Let us look at Rapoport’s essay from another direction. Covertly, every line of it is devoted to answering the question ‘Why are the Americans fighting in Vietnam?’. But the answer to this question depends on the answer to another question which Rapoport never asks: ‘Why are the Vietnamese fighting in Vietnam?’ The Americans only intervened militarily because they hoped that by doing so they could prevent militarily the politically inevitable loss of South East Asia to socialism. The people of Vietnam have decided that this is a zero-sum game, that a loss for imperialism is a gain for socialism and vice versa, whatever the sacrifice. Hence they are fighting a rational (Clausewitzian) war for socialism in South East Asia. The American role in Vietnam is an attempt to damp down a people’s struggle; the us aim is to stop the war. That is why there is no difference between the Kennedy-Johnson ‘war’ policy and the Nixon ‘peace’ policy. That is why the us finds the nlf and drv delegations in Paris ‘unco-operative’: they are talking to win as well as fighting to win. Hence also the fact that the failure of the usa to impose their peace in Vietnam has resulted in the struggle breaking out in the usa itself: they are bringing the war back home.

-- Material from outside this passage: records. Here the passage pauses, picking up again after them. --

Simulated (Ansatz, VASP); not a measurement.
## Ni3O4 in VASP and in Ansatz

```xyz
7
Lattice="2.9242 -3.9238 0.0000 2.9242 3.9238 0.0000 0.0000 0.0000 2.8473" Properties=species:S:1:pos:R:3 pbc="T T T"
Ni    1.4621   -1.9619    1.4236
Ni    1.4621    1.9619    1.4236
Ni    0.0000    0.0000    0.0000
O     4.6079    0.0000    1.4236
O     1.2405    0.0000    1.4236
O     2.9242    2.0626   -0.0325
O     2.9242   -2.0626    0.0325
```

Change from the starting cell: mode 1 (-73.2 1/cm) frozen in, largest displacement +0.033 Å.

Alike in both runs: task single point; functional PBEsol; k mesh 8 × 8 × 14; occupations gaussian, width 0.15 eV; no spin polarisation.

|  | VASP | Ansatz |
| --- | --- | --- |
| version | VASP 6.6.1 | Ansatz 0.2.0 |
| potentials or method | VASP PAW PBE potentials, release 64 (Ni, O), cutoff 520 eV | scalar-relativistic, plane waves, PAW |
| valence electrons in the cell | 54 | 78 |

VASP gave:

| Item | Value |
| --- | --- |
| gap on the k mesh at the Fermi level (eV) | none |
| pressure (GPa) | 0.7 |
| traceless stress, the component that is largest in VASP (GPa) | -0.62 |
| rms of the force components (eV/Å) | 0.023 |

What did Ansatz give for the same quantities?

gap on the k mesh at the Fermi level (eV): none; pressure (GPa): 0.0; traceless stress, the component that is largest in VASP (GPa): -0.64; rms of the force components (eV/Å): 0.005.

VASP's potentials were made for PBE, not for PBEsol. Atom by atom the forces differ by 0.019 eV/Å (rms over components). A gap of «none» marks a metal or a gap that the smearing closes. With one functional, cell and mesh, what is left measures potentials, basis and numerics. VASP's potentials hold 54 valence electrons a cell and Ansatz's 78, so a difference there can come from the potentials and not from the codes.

Hence the two faces of Rapoport’s ideological position. His essay has a defeatist message for the us government: the fight in Vietnam is not worth the losses it involves. But this defeatism is equally urged on the Vietnamese people, and, by implication, on those now sharpening the contradictions within the usa: the people lose more by the fight for socialism than they gain by winning it. In other words, Rapoport’s message for socialists is a classical reformist position. Revolutionary socialists should not be reading Rapoport and the other advocates of ‘peaceful co-existence’ calling for a truce in the struggle for socialism, but Clausewitz for the lessons his work contains on how they can win this struggle.




[1] Carl von Clausewitz: On War, edited with an introduction by Anatol Rapoport, Pelican Classics, Penguin Books, 8s.

[2] In other instances this series has produced remarkable introductions—notably C. B. Macpherson’s to Hobbes’ Leviathan and Conor Cruise O’Brien’s to Burke’s Reflections. My criticisms of this volume are not intended to condemn the whole series.

[3] Even a Marxist such as Mehring had a similar supercilious attitude: ‘In no sense is war an isolated act which falls outside the normal course of events; it is the inevitable concomitant, if not of all human societies, at least of every society built on class oppositions—a limitation that Clausewitz did not make and could not have been made in his day’, (‘Vom Wesen des Krieges’, Gesammelte Schriften, Bd. 8, p. 291). This is, of course, formally correct—there will be no wars in a classless society—but it complacently refuses to recognize what it implicitly admits: that Clausewitz’s science of war is not restricted to his own day, but is universally correct, like any other science.

[4] It should be noted that, in the crucial passages in Book VIII on The Influence of the Political Object on the Military Object (Ch. VI, A, p. 399 of this edition), which represent his most mature thinking on this subject, Clausewitz uses ‘States’ to refer to the prudent, diplomatic wars of the 18th century, and ‘nation’ and ‘government’ to refer to the more ‘natural’ wars of the French Revolution and Napoleonic era. Rapoport’s ‘Clausewitzian century’ is the epoch of national-state wars, rather than wars of national liberation (he does not discuss the liberation wars in Latin America, for example). If we add ‘people’ to nation and government and bear in mind Mao Tsetung’s definition of the people as opposed to their enemies, we can see how close Clausewitz and Mao really are in this respect.

[5] A third crucial principle follows from these two: the strategic advantage of defence over attack. This crucial element of Clausewitz’s theory finds its apotheosis in Mao Tse-tung’s theory of protracted war. Books VI and VII of On War, on Defence and Attack have been excluded from the present selection. Hence every revolutionary reader is advised to read the full three-volume translation (by J. J. Graham, Routledge, 5 gns).

[6] Mao Tse-tung does not discuss Clausewitz, but his texts on military questions can be shown to be thoroughly Clausewitzian in their approach to war. See notes 3 and 4 to this review, and André Glucksmann: Le Discours de la Guerre, Paris, L’Herne, 1967. For the influence of Clausewitz on Marxists in general, see Clemente Ancona: ‘L’influenza del “Vom Kriege” di Clausewitz sul pensiero marxista da Marx a Lenin’, Rivista storica del socialismo, No. 25/26, May-Dec. 1965.

[7] Curiously enough, another ‘liberal’ bourgeois thinker, George Lichtheim, also regards this project as absurd. See the New York Review of Books, May 22nd, 1969, p. 46.

[8] By a remarkable piece of mystificatory terminology, ‘conventional’ wars can be fought according to a rational or ‘natural’ strategy, white nuclear crises can only in fact be handled by ‘conventions’.